To find out how companies can ensure that their alliance strategy delivers on revenue goals, I spoke with Laura Padilla, head of global business development and channel at Zoom.

Laura has spent herentire career building strategic partnerships that drive revenue. She firmly believes that alliances must be built around strategic growth goals, which requires a thoughtful allocation of time and resources.

Based on my discussion with Laura, here are the necessary resources, measurements and objectives that every startup should consider when aligning their alliance strategies with revenue objectives.

Build an alliance strategy around your product

One would think the first step in aligning alliance with revenue strategy would be to focus on your sales organization, but Laura suggests centering partner relationships around your company’s product goals first. That starts with assessing how each alliance decision you make helps to support your product strategy and proliferate your product’s adoption.

Once your company and partners are aligned on where the product is headed, you can begin discussing shared use-cases and integrations with partners. For example, partnerships helped catalyze Zoom’s growth beyond its core video conferencing services to a complete unified communications as a service (UCaaS) offering. This also allowed the company to gain traction with new customers and markets. 

Laura says that, ”Zoom Phone launched about a year ago, and the UCaaS community is highly entrenched with master agents—IT consultants who are experts in selling telephone communications and are well known for selling cloud PBX.”

The master agent networks were considered domain experts to the Zoom Phone’s product target audience, which made it clear that Zoom needed to build an alliance strategy with them. As a result, Zoom created a master agent program, which in 3-months grew to over 1,700 sub-agents who refer business to Zoom and receive ongoing commission payments based on referred leads. The quick success of the program is a direct result of making sure the product aligned with the channel. 

When creating partner programs, product teams need to have a central role. Master agents are one example of aligning sales with product strategy. Another is Zoom’s focus on its platform and marketplace where it’s expanding its APIs and SDK’s to ISVs looking to integrate their services with Zoom and offer a new value-added service. 

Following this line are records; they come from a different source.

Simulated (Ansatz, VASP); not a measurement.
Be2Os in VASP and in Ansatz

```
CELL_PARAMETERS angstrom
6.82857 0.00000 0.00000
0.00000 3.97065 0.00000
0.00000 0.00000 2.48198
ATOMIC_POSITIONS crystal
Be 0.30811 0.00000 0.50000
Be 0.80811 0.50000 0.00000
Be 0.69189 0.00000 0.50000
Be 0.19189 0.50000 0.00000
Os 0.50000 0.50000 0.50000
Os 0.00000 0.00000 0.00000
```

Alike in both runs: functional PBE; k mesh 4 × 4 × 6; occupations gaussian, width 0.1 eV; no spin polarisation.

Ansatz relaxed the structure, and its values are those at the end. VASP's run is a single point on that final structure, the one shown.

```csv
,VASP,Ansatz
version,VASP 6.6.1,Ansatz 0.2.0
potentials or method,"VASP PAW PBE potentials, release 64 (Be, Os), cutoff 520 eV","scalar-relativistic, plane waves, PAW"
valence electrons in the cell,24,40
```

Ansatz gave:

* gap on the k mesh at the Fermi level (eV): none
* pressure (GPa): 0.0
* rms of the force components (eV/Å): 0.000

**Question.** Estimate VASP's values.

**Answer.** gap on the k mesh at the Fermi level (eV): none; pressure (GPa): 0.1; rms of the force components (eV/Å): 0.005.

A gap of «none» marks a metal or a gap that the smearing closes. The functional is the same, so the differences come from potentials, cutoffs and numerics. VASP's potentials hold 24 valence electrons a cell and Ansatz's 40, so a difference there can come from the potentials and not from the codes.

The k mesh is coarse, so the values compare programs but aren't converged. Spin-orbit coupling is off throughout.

“Zoom’s partner team is working closely with product to find the right application integrations, build a platform story, and gain access into new verticals, customers and markets,” Laura says. In doing so, Zoom is able to expand use cases for its product, reaching new verticals such as healthcare and education. This is done through popular industry-specific external application integrations to Zoom’s products. For this to happen, the product team has to be willing to make the product accessible through APIs and SDKs. And the alliance team has to understand the product vision to identify the right partners to align with their vision.

Lastly, a company’s partnership should be assessed through two lenses when it comes to your product: does the partnership provide you with more access to your existing customer communities, or does it expand use-cases to help increase the addressable market for your product? If it doesn’t accomplish either goal then it most likely isn’t worth the invested resources.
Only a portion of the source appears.